ITEM 1. DESCRIPTION OF REGISTRANT'S SECURITIES TO BE REGISTERED

         On August 8, 1995, the Board of Directors of Crown Crafts, Inc. (the
"Company") declared a dividend of one common share purchase right (a "Right")
for each outstanding share of common stock, par value $1.00 per share (the
"Common Shares"), of the Company. The dividend is payable on August 22, 1995
(the "Record Date") to the shareholders of record on that date. Each Right
entitles the registered holder to purchase from the Company one Common Share at
a price of $86.50 per share (the "Purchase Price"), subject to adjustment. The
description and terms of the Rights are set forth in a Rights Agreement dated as
of August 11, 1995, as amended by Amendment No. 1 to the Rights Agreement
("Amendment No. 1") dated as of April 29, 2003 (as so amended, the "Rights
Agreement"), between the Company and SunTrust Bank (successor by merger to Trust
Company Bank), as Rights Agent (the "Rights Agent").
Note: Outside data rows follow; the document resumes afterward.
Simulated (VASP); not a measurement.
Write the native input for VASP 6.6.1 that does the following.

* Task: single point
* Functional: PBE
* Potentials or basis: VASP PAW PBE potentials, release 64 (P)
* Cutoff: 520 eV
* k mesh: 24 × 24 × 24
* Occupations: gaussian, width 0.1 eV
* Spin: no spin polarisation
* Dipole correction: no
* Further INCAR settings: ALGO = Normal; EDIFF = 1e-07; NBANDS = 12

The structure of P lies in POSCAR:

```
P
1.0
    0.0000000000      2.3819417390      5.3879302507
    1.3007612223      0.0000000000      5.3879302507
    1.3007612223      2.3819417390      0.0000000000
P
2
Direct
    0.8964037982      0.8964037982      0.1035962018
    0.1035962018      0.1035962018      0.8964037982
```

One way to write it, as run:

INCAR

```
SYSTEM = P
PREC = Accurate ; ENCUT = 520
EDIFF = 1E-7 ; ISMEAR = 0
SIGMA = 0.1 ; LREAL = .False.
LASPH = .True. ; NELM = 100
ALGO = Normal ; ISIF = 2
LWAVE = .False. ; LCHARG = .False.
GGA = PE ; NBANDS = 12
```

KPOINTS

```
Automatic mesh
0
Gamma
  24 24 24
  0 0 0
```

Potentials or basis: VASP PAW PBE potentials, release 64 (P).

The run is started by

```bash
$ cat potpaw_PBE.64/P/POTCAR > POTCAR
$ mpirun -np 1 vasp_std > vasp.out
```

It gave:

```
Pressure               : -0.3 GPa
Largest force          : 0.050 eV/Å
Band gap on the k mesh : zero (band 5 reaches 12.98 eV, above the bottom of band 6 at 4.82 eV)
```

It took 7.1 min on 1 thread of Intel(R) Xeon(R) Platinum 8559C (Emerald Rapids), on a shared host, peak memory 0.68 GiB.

         The purpose of the Rights, as amended by Amendment No. 1, is to protect
the Company's ability to carry forward its net operating losses ("NOLs") and,
thus, protect shareholder value. The Company has experienced substantial
operating losses in previous years. Under the Internal Revenue Code and rules
promulgated by the Internal Revenue Service, the Company can "carry forward"
these losses in certain circumstances to offset current and future earnings and
thus reduce its federal income tax liability (subject to certain requirements
and restrictions). The Company believes that it will be able to carry forward
several million dollars of NOLs and that these NOLs, therefore, constitute a
substantial asset of the Company. If the Company experiences an "Ownership
Change," as defined in Section 382 of the Internal Revenue Code, its ability to
use the NOLs could be substantially limited or lost altogether.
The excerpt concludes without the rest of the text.